The Digestive – Issue 3

Good morning.

In the week that the clocks turned back (meaning you can now complain about how dark it gets at 4pm) and the Rep Elections drew to a close before anyone noticed it had started, our journalists were busy dotting around campus, chasing stories from protests to electoral misconduct. Others sat in the media office going through planning documents – and they say journalism is dead. Here are the headlines this week.

The UCL Art Museum is being ‘evicted’ by the University in a ‘hugely sensitive and problematic’ move that has angered students, academics, and museum staff alike, writes Nick Miao.

The Institute of Education has renamed its Drama Studio after a woman for the first time in its 122-year history, writes Robert Delaney.

Apathy ensues as this year’s Students’ Union Rep Elections draw to a close with the lowest voter turnout in three years, writes Seth Harris.

Pro-Palestine activists have in recent weeks carried out disruptions at UCL careers fairs to highlight the University’s ties to companies complicit in genocide, writes Rhi Skelhorn.

UCL’s Provost Michael Spence was paid just over half a million pounds last year, making him the third highest-paid university boss in the UK after LSE and Oxford, i News reported last week.

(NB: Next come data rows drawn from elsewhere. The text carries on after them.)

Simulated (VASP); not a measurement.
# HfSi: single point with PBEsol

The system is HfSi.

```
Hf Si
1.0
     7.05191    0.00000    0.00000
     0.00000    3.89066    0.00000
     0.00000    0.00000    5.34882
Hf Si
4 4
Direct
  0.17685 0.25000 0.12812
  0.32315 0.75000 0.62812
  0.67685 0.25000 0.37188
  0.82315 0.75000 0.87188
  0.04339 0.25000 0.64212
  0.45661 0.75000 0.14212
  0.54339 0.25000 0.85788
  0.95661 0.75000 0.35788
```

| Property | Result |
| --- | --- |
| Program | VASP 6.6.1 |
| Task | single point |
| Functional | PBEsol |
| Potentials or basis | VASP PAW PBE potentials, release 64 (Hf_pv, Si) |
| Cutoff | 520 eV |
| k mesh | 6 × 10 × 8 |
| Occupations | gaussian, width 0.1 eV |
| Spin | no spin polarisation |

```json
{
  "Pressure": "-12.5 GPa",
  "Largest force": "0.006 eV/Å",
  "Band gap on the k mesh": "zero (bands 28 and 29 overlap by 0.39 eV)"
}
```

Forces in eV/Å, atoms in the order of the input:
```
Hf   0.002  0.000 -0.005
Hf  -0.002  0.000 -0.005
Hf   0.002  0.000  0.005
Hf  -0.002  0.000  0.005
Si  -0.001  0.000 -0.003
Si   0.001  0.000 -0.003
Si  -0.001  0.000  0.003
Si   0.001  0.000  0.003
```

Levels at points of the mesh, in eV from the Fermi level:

Police attended an incident at Byng Place last Thursday after reports that a lone counter-protester attacked the Palestinian encampment, writes Rhi Skelhorn and Ekin Kesoglu.

Students’ Union UCL was ‘proud to reveal’ that all political societies have now been conveniently merged into one big society dubbed ‘The Party’, writes Gizel Adin.

Members of the UCL Terrorism Society are heartbroken after the Students’ Union banned all future activity and are rejecting any applications to revive the society, writes Elgin Edison.